Advanced Light Measurement: Key Concepts

Photographers know that they need to be worried about the effect of light on their photographs and learn how to take a light measurement. But, there's more to light measurements than simply avoiding the mid-day. Users need to understand how light is reflected, how light falls on a subject and how to effectively use meters.

Step 1: Understanding Falling and Reflected Light

Before even stepping into how to measure light, photographers need to know how light exposure is measured. Light is either measured as it is reflected from an object or by how it falls on it. When a photographer is trying to measure reflected light, he is taking reflected light measurements. The second type is known as incident light.

Reflected light measurements are often not enough for most photographers. The reflected light measurements only indicate how much a reflective surface could be, not how reflective it really is. For example, even certain blacks can reflective, but a reflective light measurement wouldn't really take the black object into account. A bright day can throw off the measurements.

Reflective light should still be kept to a minimum. For example, a photographer wouldn't want to use a flash on a glass since this would cause the flash to reflect off the glass and onto the lens. But, sometimes reflective light is necessary to illuminate shadows and lines.

Step 2: Getting Better Measurements with Incident Light

While the reflective light measures can be limited, incident light works better for most people. Photographers generally need to worry more about how much light is falling on a subject, rather than how much light may reflect off surrounding surfaces.

Incident light meters tend to be accurate than reflective light meters since they provide more information about how much exposure is actually needed. They are also more sensitive to light in the area.

Step 3: Types of Meters

Light meters basically come in three types: spot, incident and color. The spot meter is a type of reflective meter, and it only measures the amount of reflective light in one section. For example, it could be used to measure how much light is on the White House Press Secretary. This meter can also be set up at different distances from the camera in order to obtain better readings on flash reach.

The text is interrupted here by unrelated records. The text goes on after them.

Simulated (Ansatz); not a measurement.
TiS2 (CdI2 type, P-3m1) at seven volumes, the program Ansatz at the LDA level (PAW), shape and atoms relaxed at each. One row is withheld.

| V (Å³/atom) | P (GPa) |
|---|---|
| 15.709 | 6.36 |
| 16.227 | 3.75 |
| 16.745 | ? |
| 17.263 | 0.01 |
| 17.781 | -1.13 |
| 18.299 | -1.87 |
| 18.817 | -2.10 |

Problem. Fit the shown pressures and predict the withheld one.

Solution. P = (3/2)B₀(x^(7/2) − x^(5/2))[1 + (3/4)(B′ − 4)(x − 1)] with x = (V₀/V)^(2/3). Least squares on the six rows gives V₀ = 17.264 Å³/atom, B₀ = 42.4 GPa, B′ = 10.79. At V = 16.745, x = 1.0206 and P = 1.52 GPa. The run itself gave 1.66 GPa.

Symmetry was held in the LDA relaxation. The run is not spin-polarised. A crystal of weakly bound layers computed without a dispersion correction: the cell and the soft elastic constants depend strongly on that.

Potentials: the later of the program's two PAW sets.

The incident meter was discussed previously, but it helps determine how much flash is needed based on how much light is falling on the subject. For example, if there is enough ambient light in the room to adequately light the subject, then there is no need to use a flash at all. One such incident meter is the Spectra Cine. This meter can be positioned in the same place as where the subject will be seated. Then, it will give a reading of all the light in that area.

Color meters are a little different than the previous two. As opposed to measuring just light, it also measures the color temperature of the light providers in the area. It will then provide the photographer with recommendations on which type of filters will work best to balance out the colors.